Spanish dictatorship victims call for answers

francoPolitical parties in Spain have been urged to pledge to investigate cases of people who ‘disappeared’ during the 1939-1975 period of General Francisco Franco’s dictatorship.

The Platform for a Truth Commission launched the campaign in the hope of establishing the facts surrounding the unsolved crimes of the 1936 to 1939 civil war and the dictatorship which followed.

 

The initiative comes ahead of the country’s general election on 20 December.

UN experts have asked Spain to investigate alleged crimes, but the whole episode was so painful for many people, that even discussion about those times has been difficult. Opinions about Franco’s rule remain deeply divided.

"We ask all the parties to commit once and for all to fulfilling the UN resolutions during the next legislature," the movement's spokesman Jordi Gordon said.

The aim is to "set up a parliamentary truth commission to recognise the victims of Franco and establish the facts".

The platform estimates unsolved "disappearances" run to more than 150,000 and some 2,380 mass graves remain to be exhumed.
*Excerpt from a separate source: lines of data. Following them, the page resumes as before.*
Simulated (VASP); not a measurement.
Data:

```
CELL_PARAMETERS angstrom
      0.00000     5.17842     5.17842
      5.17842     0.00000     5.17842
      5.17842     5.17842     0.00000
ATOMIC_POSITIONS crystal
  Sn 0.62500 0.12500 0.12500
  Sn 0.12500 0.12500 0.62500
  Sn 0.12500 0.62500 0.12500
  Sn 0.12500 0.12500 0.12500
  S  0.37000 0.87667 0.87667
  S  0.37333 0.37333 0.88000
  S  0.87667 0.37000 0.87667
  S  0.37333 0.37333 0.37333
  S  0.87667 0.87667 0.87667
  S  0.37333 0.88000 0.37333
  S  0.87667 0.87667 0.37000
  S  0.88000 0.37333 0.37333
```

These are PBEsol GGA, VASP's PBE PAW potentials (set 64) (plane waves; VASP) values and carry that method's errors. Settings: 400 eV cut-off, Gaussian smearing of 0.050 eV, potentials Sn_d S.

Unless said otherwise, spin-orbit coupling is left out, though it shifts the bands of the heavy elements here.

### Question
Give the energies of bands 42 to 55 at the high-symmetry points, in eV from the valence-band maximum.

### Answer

It also demands an official investigation into how babies were taken away from their mothers and adopted by families who supported the dictatorship.

After Franco died in 1975, an amnesty for the crimes of the previous four decades was declared to enable the country to move ahead. In 2007 came the “historical memory law” which was supposed to examine some of the alleged crimes.

Since the conservative election win of 2011, the “victims’ bureau” established under the law has been suppressed, according to Gordon.